By: Riley Fortier, M.Ed.

What is cuffing seasonAn image of a plaid blanket laid out on the grass, with a wicker basket filled with small pumpkins on top of it.

In its most basic definition, “cuffing season” is the time of the year that people are specifically looking to be in a relationship. In the Northern hemisphere, this happens in the beginning of Fall, around late September/October and ending in the Spring around April. “Cuffing” refers to getting “handcuffed” (yikes) or tied-down to a partner.

During the colder months, people are more likely to stay indoors in the warmth and the idea is that people would like a romantic partner to share that time with. It’s true that serotonin levels naturally drop with the temperature (Cohen, 2021) so people can start to feel down, which can trigger a desire to find someone to spend time with to combat that feeling. 


Many people feel pressure to be in a relationship during this time of year. There are three main things you might want to consider:

  1. What you actually want – Do you really want to be in a short-term relationship? Would it be beneficial for you during this time in your life? Would the break up in the Spring be worth it?
  2. Define your boundaries – If this is strictly a short-term relationship for the winter, be up front about that and let them know BEFORE getting into a relationship with them. Is this relationship just to hook up and go do cold-weather activities with? What sort of emotional aspect (if any) are you looking for? Whatever your boundaries are, they should be explicit and stated (and agreed upon) before getting into a relationship.
  3. Communication – Communicate your boundaries at the front end of the relationship. But also do regular check ins. Is this working for you? Is this working for BOTH of you? Are your feelings about this relationship changing? Getting more intense? Less intense? Make sure there is open and honest communication throughout the relationship.

Main Points

Time to yourself

Think of all the things that you can do during the colder months. You can finally read that book you’ve been procrastinating on. You can catch up on a new show, or rewatch Gilmore Girls for the fifth time. Instead of actively seeking out someone to pass the time with, you can enjoy these cold months by yourself, and have a good time doing it.

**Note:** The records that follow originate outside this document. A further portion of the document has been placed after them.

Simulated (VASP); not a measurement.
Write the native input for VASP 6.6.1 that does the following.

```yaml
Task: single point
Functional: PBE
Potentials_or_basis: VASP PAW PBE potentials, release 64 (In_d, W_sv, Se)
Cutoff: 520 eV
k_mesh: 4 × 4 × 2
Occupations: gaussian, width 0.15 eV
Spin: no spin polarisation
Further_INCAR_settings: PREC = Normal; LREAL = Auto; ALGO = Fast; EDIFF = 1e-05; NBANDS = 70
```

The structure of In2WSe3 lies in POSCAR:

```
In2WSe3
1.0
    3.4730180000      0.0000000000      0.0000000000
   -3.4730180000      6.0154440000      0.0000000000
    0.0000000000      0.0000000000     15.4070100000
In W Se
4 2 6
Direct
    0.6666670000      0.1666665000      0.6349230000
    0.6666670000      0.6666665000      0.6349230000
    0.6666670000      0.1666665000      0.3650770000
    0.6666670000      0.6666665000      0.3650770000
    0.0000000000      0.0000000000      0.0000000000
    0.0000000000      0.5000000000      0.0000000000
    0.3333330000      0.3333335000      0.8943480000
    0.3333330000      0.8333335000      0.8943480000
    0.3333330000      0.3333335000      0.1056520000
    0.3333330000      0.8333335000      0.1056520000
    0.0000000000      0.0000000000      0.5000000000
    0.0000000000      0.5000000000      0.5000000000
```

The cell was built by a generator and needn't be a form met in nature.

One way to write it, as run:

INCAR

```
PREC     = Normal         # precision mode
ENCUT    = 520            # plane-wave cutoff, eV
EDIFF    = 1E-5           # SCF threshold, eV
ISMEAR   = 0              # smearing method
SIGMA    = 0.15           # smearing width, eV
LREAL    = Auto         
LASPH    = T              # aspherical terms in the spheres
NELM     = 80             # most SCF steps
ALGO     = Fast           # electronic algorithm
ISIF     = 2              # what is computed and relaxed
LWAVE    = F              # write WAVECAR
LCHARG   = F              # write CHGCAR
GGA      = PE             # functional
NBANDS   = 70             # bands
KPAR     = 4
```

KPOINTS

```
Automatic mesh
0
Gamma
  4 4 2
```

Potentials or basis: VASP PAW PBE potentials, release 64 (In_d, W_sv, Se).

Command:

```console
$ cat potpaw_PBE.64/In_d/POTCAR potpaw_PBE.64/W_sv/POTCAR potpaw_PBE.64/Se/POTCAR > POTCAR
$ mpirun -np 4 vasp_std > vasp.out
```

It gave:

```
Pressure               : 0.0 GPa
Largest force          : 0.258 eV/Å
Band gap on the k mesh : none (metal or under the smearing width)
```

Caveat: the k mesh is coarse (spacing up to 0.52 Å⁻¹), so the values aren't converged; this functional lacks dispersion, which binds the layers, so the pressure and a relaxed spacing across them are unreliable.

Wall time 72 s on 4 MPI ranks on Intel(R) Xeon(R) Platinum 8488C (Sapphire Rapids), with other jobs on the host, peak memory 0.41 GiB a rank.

“Cuffing season”  focuses mainly on cisgender, heterosexual women. Maybe it’s time to unpack why it’s only this group of people that feel pressured to be in a relationship. What political, social, economic, etc. values does this speak to? Do women NEED to be in a relationship like this?

Cultural Importance

Focus on monogamy and distancing from the importance of community. Specifically in the U.S., there is a huge focus on having one and only one partner that can fill all your needs. There are other relationship structures that look to unpack that. Nonmonogamy and polyamory fundamentally challenge that, with people having, or being open to having, multiple partners.

Other cultures around the world have a much less individualistic society, meaning that the focus on community is much more prevalent. If folks have a tight-knit community, it can take some focus off of needing to be in a relationship. You can get most (if not all) of your needs met by a good community.

And for my asexual and/or aromantic readers, solidarity to you all. You don’t need to do any of these things.